However, exporting DynamoDB data to S3 is something I can get behind. Previously, this required streaming data from DynamoDB Streams into a Kinesis Data Firehose and all that jazz. Now, it’s a lot simpler. I use this to get data out from transactional APIs that power customer journeys, into analytics platforms like AWS Athena and Snowflake for analytics queries that aggregate across related data.

I’m not a big relational database user these days (I can’t think of where I’d use one as a transactional store in a new system), but I’ve got customers that use it for various off-the-shelf apps, and I can see why it’s a good choice for some development teams. AWS’s own Graviton series of ARM processors offer better cost / performance ratio than Intel chips running in AWS, so I took notice when AWS announced RDS can now run on Graviton 2 processors.

In the same vein, I can’t think of where I’d use Microsoft SQL Server in a new system, but during cloud migrations, I regularly encounter the use of SQL Server Reporting Services. This used to be a problem for SQL Server migrations, because SQL Server Reporting Services wasn’t supported on Amazon RDS, meaning that more administration was required. So in May, when RDS announced support for it, I was pretty sure some of my customers would find that handy.

Just before re:Invent, AWS pushed out a long-awaited feature of a managed Apache Airflow – a tool that’s used to configure and execute data pipeline workflows. Airflow solves the problem of wasted space between import / export jobs, the old-fashioned “start the export at midnight”, “start the import at 1am” type thing, and all of the problems that causes when jobs don’t finish on time. Infinity Works has lots of customers taking advantage of Airflow, so some of our teams jumped straight on it for a look around. 

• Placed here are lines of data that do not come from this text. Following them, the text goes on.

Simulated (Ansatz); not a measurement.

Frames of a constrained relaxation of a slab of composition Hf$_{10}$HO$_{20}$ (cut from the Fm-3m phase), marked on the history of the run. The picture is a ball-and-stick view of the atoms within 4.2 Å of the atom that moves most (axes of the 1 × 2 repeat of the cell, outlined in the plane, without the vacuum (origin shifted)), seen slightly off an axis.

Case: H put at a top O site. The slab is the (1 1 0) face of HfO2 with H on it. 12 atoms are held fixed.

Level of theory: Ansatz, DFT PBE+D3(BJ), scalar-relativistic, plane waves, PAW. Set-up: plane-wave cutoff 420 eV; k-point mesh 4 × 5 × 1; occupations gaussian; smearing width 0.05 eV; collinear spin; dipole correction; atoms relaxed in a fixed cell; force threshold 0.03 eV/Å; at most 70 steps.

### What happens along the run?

Finally, DynamoDB just keeps adding good stuff without me having to do anything to take advantage. In this case, faster restores. If you’re restoring a DynamoDB table from a backup, things have gone very wrong on a lot of levels, but waiting around for a restore is a pain you can do without, so I was pleased to see that.

Adrian Hesketh AWS re:Invent
re:Invent 2019 in Las Vegas

Week 1

I’ve talked about the last year, but what were the key takeaways from week 1 of re:Invent 2020? For me, the week started with the CEO of AWS, Andy Jassey’s keynote. It launched a slew of new services and a number of updates to existing services. Here are the new releases that interested me the most…

Infinity Works is an AWS Lambda Service Delivery Partner, so we were given advance access to the new Lambda capabilities of launching Lambda Functions from Docker containers, and the bump in maximum RAM and CPU ahead of time under NDA so that we could feed back.

The key benefits of the Docker container support are probably going to be most keenly felt by Python users, where packaging Python dependencies into a 50MB zip file can be a problem. The increase in RAM from 3GB to 10GB of RAM is huge, I can see most use cases here being in data processing and loading large machine learning models. The maximum of 6 vCPUs makes Lambda a viable target for multi-threaded churning through that data on-demand, rather than having to start up a Docker container.

We also saw a billing change in AWS Lambda. The price of AWS Lambda used to be rounded up to the nearest 100ms, but is now just rounded to the nearest millisecond instead. The price of Lambda invocations hasn’t been an issue in any company I’ve seen – API Gateway’s pricing of $1.50 per 1M requests tends to be a bigger consideration, but any price reduction is a good thing.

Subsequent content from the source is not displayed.